Turning to space exploration, PhD student Ben Hockman let visitors hold the cube-shaped prototype described in his poster. Hockman is working with Marco Pavone, assistant professor of aeronautics and astronautics, to solve a problem: how to explore asteroids, comets and small moons whose low gravity make their surfaces ill-suited for rover-type explorers. The possible solution, embodied in the cube that visitors got to hold, was a satellite engineered to hop lightly from point to point like a tumbleweed, yet sturdy enough so that its instrumentation could survive repeated shocks.

“Mechanical engineering is an incredibly broad discipline, and the talks and posters at this first MECON demonstrate how our students and faculty are collaborating across the entire campus,” said Goodson, who is also the Davies Family Provostial Professor at Stanford.

Goodson introduced Drell, who closed this successful first conference by presenting awards to some of the notable speakers and posters.

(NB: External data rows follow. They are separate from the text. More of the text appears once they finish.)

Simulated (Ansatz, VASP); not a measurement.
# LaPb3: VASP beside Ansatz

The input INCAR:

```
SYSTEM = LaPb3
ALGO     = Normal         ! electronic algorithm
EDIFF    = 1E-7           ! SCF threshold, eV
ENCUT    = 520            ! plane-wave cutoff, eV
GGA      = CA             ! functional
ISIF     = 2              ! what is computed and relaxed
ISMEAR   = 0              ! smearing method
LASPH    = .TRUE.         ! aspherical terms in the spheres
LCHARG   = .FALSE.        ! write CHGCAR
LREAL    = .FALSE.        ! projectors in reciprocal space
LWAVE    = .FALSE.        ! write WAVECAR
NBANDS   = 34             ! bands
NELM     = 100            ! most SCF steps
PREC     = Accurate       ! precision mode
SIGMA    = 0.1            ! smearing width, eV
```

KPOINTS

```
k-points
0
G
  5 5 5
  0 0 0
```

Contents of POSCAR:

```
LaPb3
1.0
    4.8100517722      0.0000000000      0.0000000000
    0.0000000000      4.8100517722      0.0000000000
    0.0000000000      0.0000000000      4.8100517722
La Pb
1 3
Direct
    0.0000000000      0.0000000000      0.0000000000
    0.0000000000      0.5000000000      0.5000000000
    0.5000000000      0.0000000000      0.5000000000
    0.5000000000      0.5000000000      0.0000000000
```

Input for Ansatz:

Three undergraduates were among those honored by the dean: Pedro Milani, Will Roderick and Andrea Stein. Four graduate poster presenters received special mention: Yanli Wang, Tany Liu, Erica Castillo and Georgios Katsikis. Three graduate podium awards went to Hardik Kanaria, Michael Barako and Mona Eskandari.

“I am delighted at the way this first MECON turned out,” Goodson said. “We owe so much to the student and faculty organizers and to all the members of the ME community who took part.”